`at.square(x)` and `at.pow(x, 2)` don't etuplize to the same expresssion
import aesara.tensor as at
from etuples import etuplize
a = at.scalar('a')
etuplize(at.square(a))
# e(e(<class 'aesara.tensor.elemwise.Elemwise'>, sqr, <frozendict {}>), a)
etuplize(at.pow(a, 2))
# e(e(<class 'aesara.tensor.elemwise.Elemwise'>, pow, <frozendict {}>), a, TensorConstant{2})
Which means that a**2 will fail to unify with etuplize(at.square(a)):
print(etuplize(a ** 2))
# e(e(<class 'aesara.tensor.elemwise.Elemwise'>, pow, <frozendict {}>), a, TensorConstant{2})
I guess this question is more about why at.square is not an alias to at.pow(..., 2).
I guess this question is more about why at.square is not an alias to at.pow(..., 2).
Probably optimization. Wouldn't be surprised if squaring was faster than power(x, 2)
So that could eventually become a rewrite? And is that universally true for every backend who is that distinction tied to the C backend?

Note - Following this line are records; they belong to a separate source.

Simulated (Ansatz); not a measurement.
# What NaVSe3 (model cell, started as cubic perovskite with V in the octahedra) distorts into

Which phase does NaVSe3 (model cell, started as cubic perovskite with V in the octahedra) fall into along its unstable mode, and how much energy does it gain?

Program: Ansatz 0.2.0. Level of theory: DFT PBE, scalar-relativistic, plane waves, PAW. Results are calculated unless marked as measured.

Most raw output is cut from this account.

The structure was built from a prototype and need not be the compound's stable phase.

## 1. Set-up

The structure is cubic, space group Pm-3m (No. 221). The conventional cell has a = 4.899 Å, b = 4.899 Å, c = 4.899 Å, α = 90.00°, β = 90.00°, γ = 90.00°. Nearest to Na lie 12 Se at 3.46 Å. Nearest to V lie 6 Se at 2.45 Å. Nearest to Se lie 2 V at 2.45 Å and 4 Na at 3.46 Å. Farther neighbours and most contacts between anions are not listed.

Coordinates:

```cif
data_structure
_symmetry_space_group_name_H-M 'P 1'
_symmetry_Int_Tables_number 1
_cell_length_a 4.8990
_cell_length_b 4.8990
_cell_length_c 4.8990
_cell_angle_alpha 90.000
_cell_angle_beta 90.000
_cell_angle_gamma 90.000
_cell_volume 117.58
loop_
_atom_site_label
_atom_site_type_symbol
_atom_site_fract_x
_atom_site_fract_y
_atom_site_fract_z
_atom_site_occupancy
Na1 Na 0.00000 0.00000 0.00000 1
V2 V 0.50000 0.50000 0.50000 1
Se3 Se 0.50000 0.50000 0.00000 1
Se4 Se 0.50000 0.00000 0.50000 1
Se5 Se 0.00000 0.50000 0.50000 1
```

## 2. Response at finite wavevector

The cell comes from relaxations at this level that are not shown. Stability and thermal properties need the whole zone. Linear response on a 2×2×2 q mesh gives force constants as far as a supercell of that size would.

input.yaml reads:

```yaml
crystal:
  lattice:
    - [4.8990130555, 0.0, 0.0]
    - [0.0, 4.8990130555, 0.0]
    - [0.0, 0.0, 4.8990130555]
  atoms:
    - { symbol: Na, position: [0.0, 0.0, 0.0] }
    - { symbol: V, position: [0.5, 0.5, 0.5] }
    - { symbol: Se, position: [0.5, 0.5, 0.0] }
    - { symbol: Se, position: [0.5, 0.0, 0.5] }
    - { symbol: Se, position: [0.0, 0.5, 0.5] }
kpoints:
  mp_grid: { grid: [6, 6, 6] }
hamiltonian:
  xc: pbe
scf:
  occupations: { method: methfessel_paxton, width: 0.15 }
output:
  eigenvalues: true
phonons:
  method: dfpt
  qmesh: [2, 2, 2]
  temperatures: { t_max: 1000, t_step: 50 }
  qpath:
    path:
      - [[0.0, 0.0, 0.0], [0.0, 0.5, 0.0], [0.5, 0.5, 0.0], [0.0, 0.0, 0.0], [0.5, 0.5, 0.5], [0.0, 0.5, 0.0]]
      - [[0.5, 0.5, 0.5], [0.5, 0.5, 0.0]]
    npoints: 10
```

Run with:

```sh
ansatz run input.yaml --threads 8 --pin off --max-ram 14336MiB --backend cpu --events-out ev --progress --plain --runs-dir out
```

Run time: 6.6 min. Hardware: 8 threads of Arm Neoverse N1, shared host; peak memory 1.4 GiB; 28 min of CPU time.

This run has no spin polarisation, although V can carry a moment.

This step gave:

We already have some rewrites: https://github.com/aesara-devs/aesara/blob/ec82b9f7ac1bdab73110afb8ee2e1a1517b8755d/aesara/tensor/rewriting/math.py#L1892
I guess you mean we might be missing an intermediate canonicalization form that is the same for either graph
I guess you mean we might be missing an intermediate canonicalization form that is the same for either graph
~~Yes.~~
Then we can have at.square(x) be an alias for at.pow(x, 2), which is a question of consistency of the representation in the IR. And then let the canonicalisation handle the computation cost concerns.
Note that at.reciprocal(x) should be an alias for at.pow(x, -1) and at.sqrt(x) an alias for at.pow(x, 0.5) for the same consistency reasons.
Consistency is going to prevent special-casing the code in downstream libraries, for instance in AePPL.